Are you irrational? Want to find out?

Sigh…was it possible to approach this too rationally? Or at least too mathematically? This is what too many statistics classes have done to my brain…

In my first round, I clicked on each door five times in a row to obtain a “sample” from which I would determine the approximate mean of each door. It wasn’t until after sampling the third door and choosing the one with the highest mean (the first) that I realized that I consistently didn’t get points until the second click on the door. By then, my plan was sadly foiled, and I only ended up with a 2027.

All these doors…if only this was the Monty Hall problem. I know the answer to that one.

I’m not going to spoiler-box this since if you’ve read this far in the thread you should have played the game already. Otherwise, what’s the point?

A few observations:
[ol]
[li]I made more points on the part where I switched the most, which means that switching is not actually irrational. If giving up clicks made a real difference, I should have gotten a lower score, especially over the course of 50 trials.[/li][li]If the numbers aren’t really random or if you are getting a run of consistently low numbers, it’s not necessarily irrational to switch to something that might give a better possibility. It’s like that classic game theory setup where shunning someone who screws you, but consistently being fair with those who treat you fairly gains you more over the long run.[/li][li]You really have to play the “game” through to the end to actually see whether or not there’s any pattern, or if they’ve changed any other rules than the ones they’ve stated they changed. Up to that point your choices have been based mostly on your uninformed decisions. Playing a second round with no rule changes and no explanation of the principles other than what you deduce would be a better test of rationality vs. irrationality. If, knowing what you know after playing the whole game, you still do things that have a high potential for lowering your score, then you’re irrational. Until then, you’re experimenting and learning, which is highly rational.[/ol][/li]
Dumb game, doesn’t test what it claims to test, and is based on flawed logic.

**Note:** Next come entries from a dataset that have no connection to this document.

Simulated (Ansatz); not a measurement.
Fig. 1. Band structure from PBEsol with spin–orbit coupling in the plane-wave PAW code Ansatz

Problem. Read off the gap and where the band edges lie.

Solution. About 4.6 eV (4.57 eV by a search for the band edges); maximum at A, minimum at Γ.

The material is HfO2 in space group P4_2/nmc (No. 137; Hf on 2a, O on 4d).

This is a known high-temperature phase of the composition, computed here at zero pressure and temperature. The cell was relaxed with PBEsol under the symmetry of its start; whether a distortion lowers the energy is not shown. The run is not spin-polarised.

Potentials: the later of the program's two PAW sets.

To double check, I just played through twice again. Knowing what I know about the game mechanics, I switched whenever I got a low payout on the first part, and stuck with a single door on the second part. I got over 50 points higher on the first part where I switched the 7 times, and about 25 points higher when I switched 4 times. My strategy works better over a combined total of 100 trials than their supposedly logical method. So, which is the more logical way to approach this problem?

You’re misunderstanding the experiment and the conclusions. They don’t claim that switching is rational or irrational. Posters on this thread have. They claim that switching more in the “doors shrink” version than in the “doors stay the same” version is “is most likely a reflection of an irrational tendency to keep your options open.” It’s the difference in behavior in the two versions that they are studying. And they randomized the order of version to control for learning patterns.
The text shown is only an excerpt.